Maddon: Even if they can’t catch St. Louis, Cubs must prove they can win there

ST. LOUIS – The last time the Cubs were in St. Louis, more than two months ago, it wasn’t even worth bringing up.

Win the division? Did Anthony Rizzo have brain freeze that day in January when he guaranteed a worst-to-first launch for the last-place Cubs?

“It’s going to happen this year; it’s what we’re going to do,” the Cubs’ first baseman said the week of Cubs Convention. “We’re going to win the NL Central.”

By the end of June the Cubs could barely score in St. Louis, much less entertain thoughts of overtaking the Cardinals in the division. They scored four runs total, got swept in three games and rode their first five-game losing streak into New York.

But get a load of the Cubs in St. Louis now.

One magician, a no-hitter, five trades, two minor-league free agents and a torrid August later, Rizzo’s assertion looks at least a little more Nostradamus than no-freaking-chance.

“I still love it,” manager Joe Maddon said, recalling Rizzo’s winter prediction on a 90-degree Monday the Cubs spent beating the Cardinals 9-0 in the opener of a three-game series. “I want us to aim high. Always.

“Never run away from expectations or the word `pressure,’ “ Maddon said. “Run towards them all the time. There’s really good stuff attached to the other side.”

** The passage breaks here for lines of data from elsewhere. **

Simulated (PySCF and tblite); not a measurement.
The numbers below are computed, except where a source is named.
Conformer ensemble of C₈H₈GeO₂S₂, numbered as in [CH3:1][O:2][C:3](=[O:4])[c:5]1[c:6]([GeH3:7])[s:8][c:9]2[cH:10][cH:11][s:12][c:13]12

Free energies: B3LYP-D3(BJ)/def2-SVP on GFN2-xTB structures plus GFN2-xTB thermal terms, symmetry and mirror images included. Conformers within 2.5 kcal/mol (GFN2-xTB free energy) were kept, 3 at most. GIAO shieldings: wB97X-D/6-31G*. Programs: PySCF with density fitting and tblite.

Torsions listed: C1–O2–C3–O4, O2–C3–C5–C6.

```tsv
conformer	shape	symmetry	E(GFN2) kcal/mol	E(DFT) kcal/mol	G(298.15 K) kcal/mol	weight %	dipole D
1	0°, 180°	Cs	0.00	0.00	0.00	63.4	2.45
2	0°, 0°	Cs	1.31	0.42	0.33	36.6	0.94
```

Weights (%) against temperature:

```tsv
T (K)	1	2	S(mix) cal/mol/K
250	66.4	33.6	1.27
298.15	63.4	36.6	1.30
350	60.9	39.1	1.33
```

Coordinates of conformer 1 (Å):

The Cubs are a long way from reaching the other side of the Cardinals in the NL Central race.

But they also look like they’ve come a long way from a pair of first-half trips to St. Louis, when they lost six of seven and looked incapable of a game like Monday’s.

“We’re totally different,” said center fielder Dexter Fowler, who homered off Lance Lynn (11-9) leading off the game and doubled home two more runs in the second. “The guys are maturing; the young guys coming up, they know they’re supposed to be here, and they’re playing the part.”

How different? Since getting swept June 26-28 in St. Louis, the Cubs are 40-22 (.645) – a half-game better than the Pirates (39-22) and four games better than the Cardinals (36-26) in that span.

For the season, they still trail the Cardinals by 7 ½ games with 26 left – five against the Cards. But they moved to just two games behind Pittsburgh for the top wild-card berth, with seven meetings left with the Pirates.

“Try to win as many as possible and see what happens,” said right-hander Dan Haren (9-9), who pitched seven scoreless innings in by far his best of seven starts since the Cubs acquired him in a trade from the Marlins. “We play them enough to where if we go on a run – we’ve got 20 or 30 games left – if we go on a really good run we can do something.”

Maddon admits to scoreboard watching.

“I saw that Pittsburgh had lost. I saw that the Mets had beaten Washington. What else you want to know?” Maddon said, adding that he’s not looking at the top of the division yet.

“You’ve got to get the team in front of you first, before you can really focus on the next one,” he said. “Of course, I’ve said from the beginning that was our objective, to win the division.

“Let’s just play tomorrow like we played today.”

Being able to win in St. Louis could be as big as anything, regardless of the division race. The wild-card winner likely faces the Cardinals in the five-game division series.

“We have to learn to play well in this venue,” Maddon said. “You have to become more comfortable in the venue, and then you play your normal game there, and then you can compete with this team.”

It’s already much different this time around – from Fowler’s .431 on-base percentage and better power since the All-Star break to Jake Arrieta’s Cy Young pace since July.

Rookie All-Star Kris Bryant made a late-July change to his swing and is hitting .328 with nine homers and a 1.030 OPS since the start of August. Rookie Addison Russell has moved from second to short and has as many homers in the big leagues this year (13) as he had in the minors all last year, with seven since Aug. 2 – including a two-out, three-run shot to center in Monday’s third.

“We’re playing with a lot more confidence,” Maddon said. “We believe a lot more, that we can do this now. It’s one thing to think you can, another thing to believe you can.”

Russell feels the difference – and the magnitude of just being able to do what his team was able to in this place Monday.

“It’s huge,” he said. “The city of St. Louis is definitely behind this team. So we definitely have to jump out, and whenever we’re ahead, we just have to bury it.”